"Worst decision" by the Fed?
I was very dubious of the buyout of Bear Stearns by J.P. Morgan, made possible by emergency financial support from the Federal Reserve, but a former senior policy adviser made an exceptionally harsh criticism of the March 14 move. Vincent Reinhart, who advised Federal Reserve Chairman Ben Bernanke as well as his predecessor Alan Greenspan, called that rescue operation the "worst policy decision in a generation." Gone is the pretense that the Fed serves as an "honest broker" in preserving monetary stability. What's worse is that the Fed plans to start making loans to investment banks, going outside its traditional domain of depository institutions. Getting involved in such a high-risk sector sets a very bad precedent for the future. See Washington Post.

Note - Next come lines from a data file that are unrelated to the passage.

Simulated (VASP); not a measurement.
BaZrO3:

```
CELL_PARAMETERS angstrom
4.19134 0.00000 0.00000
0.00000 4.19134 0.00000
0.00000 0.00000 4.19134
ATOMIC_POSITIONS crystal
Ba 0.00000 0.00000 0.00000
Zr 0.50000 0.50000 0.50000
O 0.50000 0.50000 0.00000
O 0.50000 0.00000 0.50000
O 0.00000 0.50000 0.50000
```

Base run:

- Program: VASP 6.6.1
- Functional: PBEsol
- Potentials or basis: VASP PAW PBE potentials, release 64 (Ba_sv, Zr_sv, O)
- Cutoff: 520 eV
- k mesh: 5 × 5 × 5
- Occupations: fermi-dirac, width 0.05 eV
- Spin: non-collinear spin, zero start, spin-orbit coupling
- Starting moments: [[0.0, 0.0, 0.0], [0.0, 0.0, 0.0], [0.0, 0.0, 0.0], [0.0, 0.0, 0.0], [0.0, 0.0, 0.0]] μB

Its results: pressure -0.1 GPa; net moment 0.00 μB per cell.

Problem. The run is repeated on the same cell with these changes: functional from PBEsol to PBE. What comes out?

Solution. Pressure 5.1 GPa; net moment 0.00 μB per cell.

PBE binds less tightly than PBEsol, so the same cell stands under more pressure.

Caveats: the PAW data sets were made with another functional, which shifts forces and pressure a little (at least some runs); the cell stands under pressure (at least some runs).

We need to remember the close connection between market economics and individual freedom, and that capitalism fosters liberty only as long as the government is restrained from playing favorites. Once it starts intervening for the sake of stability, there is a slippery slope and it gets hard to avoid getting ever-more deeply entangled in business affairs. The "moral hazard" that arises whenever the Fed makes emergency loans -- insulating firms and individuals from the consequences of their bad decisions -- has been forgotten by most people. Once voters get used to the idea that politicians can be induced to help them out in time of "need," then we have turned away from our (small r) republican roots and embraced the comforting allure of despotism. "Crony capitalism" or "compassionate conservatism" -- whichever way you look at it, the whole thing stinks like rotten eggs.